A few days ago, my iTunes brought me Thomas Tallis’s magificent motet Spem in alium (ca. 1570), as performed by the Choir of King’s College, Cambridge — causing me to stop what I was doing and just listen to this extraordinary 40-part masterpiece (eight choirs of five singers each) for 11 minutes. I’ve never experienced a live performance of it, much less a performance with the singers arrayed in a horseshoe around the listeners. (Understandably, it’s not often performed, because of the extraordinary demands it makes on the singers.)
I bring it up here because of the name Spem in alium — the first three words of the Latin text, which begins
Spem in alium nunquam habui praeter in te ‘I have never put (my) hope in any other but in You, I have never had hope in another beyond/besides/except in You’
That is, spem in alium ‘hope in another’. Without the context you can’t tell that this phrase is not in fact a constituent in Latin; it’s not spem in alium ‘hope in another’ functioning as a NP, but rather the sequence of the NP spem ‘hope (acc.)’ and the PP in alium ‘in another’, both functioning as complements of the perfect verb habui ‘I have had’. So it’s a part of a VP constituent but not a constituent on its own.
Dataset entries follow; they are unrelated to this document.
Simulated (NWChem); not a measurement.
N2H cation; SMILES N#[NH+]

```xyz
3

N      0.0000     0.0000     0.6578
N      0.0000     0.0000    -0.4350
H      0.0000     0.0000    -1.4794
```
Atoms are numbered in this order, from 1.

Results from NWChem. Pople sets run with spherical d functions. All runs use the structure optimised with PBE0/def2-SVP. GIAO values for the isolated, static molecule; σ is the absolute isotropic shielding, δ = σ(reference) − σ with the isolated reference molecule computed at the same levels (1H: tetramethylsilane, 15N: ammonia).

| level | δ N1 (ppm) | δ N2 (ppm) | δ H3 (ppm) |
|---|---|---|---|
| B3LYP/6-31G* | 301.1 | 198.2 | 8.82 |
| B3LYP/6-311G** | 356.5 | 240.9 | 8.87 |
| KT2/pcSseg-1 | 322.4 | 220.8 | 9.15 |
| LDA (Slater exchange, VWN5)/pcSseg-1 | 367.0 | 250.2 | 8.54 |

A while ago, Geoff Pullum collected examples of non-constituent book titles, for example Andrew Holleran’s Dancer From the Dance (like Spem in alium, a non-constituent of the form NP + PP); see Language Log postings here and here. He observed that such titles seem to be pretty rare in English. I’d imagine that the practice of referring to Latin texts by their first few words will yield many more Latin examples, especially given the famously free word order of Latin.